The New Yorker

By Steve Coll

January 20, 2021

President Barack Obama and Vice President Joe Biden sitting with Afghan President Ashraf Ghani

This time around, for President Biden, the war in Afghanistan is not as consequential for the U.S., yet American troops remain in the country as the fight grinds on. Photograph by Jacquelyn Martin / AP

When Joe Biden became Vice-President, in 2009, tens of thousands of American troops were fighting a spreading Taliban insurgency in Afghanistan, and the war loomed as one of the most pressing problems in U.S. foreign policy. American soldiers had been suffering casualties in Afghanistan since just a couple of months after the 9/11 attacks, and the numbers were rising; Al Qaeda was plotting large-scale offensives against U.S. targets along the Afghan-Pakistan border; and the Pentagon was clamoring for more troops. That February, I attended a dinner at Biden’s Washington residence, along with half a dozen Afghanistan specialists. Biden was adamant about one thing: the public would not long sustain its support for the war. “This is not the beginning,” he noted, and he talked about the pressure that Obama faced from generals who sought an escalation of U.S. involvement—which Biden opposed. He described Obama as determined to think things through for himself.

This time around, for President-elect Biden, the Afghan war is nowhere near as consequential for the United States, yet American troops remain there as it grinds on. When Biden takes office, he will confront early decisions that will define the contours of the war’s next chapter and determine the legacy of the American-led invasion, an enterprise that, based on official data, has cost the nation more than eight hundred billion dollars so far, and for which more than twenty-four hundred Americans have given their lives.

There are just twenty-five hundred American troops left in Afghanistan, and they largely eschew combat these days, under an agreement struck last February in Doha, Qatar, between the Trump Administration and the Taliban. The agreement’s goals are to withdraw all U.S. troops; promote a ceasefire and a political settlement between the Taliban and the Afghan government, led by President Ashraf Ghani; and prevent Al Qaeda or the Islamic State from threatening the United States. Those goals are not far from ones that Biden has previously stated. Last spring, in Foreign Affairs, he wrote that the U.S. should withdraw the “vast majority” of its troops from Afghanistan and “narrowly define” its interests around counterterrorism.

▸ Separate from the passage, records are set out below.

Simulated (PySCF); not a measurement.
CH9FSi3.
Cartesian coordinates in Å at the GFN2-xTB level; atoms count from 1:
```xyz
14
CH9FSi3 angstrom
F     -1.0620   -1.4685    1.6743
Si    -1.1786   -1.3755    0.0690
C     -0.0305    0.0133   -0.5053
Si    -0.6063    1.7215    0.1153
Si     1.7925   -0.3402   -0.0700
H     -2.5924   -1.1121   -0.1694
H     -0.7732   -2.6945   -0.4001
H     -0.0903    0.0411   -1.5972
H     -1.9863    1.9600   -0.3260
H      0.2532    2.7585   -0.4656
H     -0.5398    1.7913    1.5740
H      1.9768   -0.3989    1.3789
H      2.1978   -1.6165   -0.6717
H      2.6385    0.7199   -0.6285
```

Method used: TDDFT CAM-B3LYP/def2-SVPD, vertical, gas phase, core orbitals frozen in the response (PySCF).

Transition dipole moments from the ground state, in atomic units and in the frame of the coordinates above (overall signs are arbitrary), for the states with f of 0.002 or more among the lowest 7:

Yet Biden will inherit a fragile mess, one that comes with an important deadline in May. That is when, according to the agreement, all American troops are supposed to have departed, in exchange for Taliban guarantees to prevent Al Qaeda and other international terrorist groups from operating in Afghanistan. But the conditions that some had hoped might prevail in the country by now—greatly reduced violence, progress in establishing a new political order—have not materialized. Last September, talks began in Doha to allow the Taliban and the Afghan government to define a “road map” to a peaceful political future, but the negotiations have barely progressed, and the civil war remains violent, with no ceasefire in sight. Biden will nevertheless have to decide whether to pull all American soldiers out by May. If he decides to leave troops in place for a time, he will have to figure out how to do so without blowing up the Doha talks or catalyzing yet more violence.

So far, Trump’s peace deal has mainly advantaged the Taliban. The deal was engineered by Zalmay Khalilzad, a high-octane, Afghan-born American diplomat who negotiated with the Taliban while burdened by the ignorant whims of President Trump, who repeatedly undermined U.S. negotiating positions by threatening to withdraw all troops—the Taliban’s primary goal in the talks with Washington—no matter what. Since the agreement took force, Khalilzad and other Trump Administration officials have repeatedly asked the Taliban to substantially reduce violence. Yet the Taliban have continued unrelenting assaults against the security forces of the Kabul government; the insurgents are able to amass troops and consolidate their control of some major roads and around urban centers in ways they could not when they risked heavy U.S. bombing. The Taliban are also widely seen by many Afghan officials as bearing heavy responsibility for a fresh wave of assassinations last year that targeted journalists, human-rights activists, and civil servants.

Since last February, it has become evident how the U.S.-Taliban deal “has tipped the balance of power in the conflict in the Taliban’s favor,” Kate Clark, a former BBC journalist who co-directs the independent Afghan Analysts Network, a Kabul-based research organization, wrote late last year. By removing U.S. troops from the battlefield and providing for the release of five thousand Taliban prisoners, among other things, Clark noted, the deal has “sharpened the Taliban’s military edge and heightened their confidence.” She added, “There is little sign that this particular peace process has blunted the Taliban’s eagerness, in any way, to pursue war.”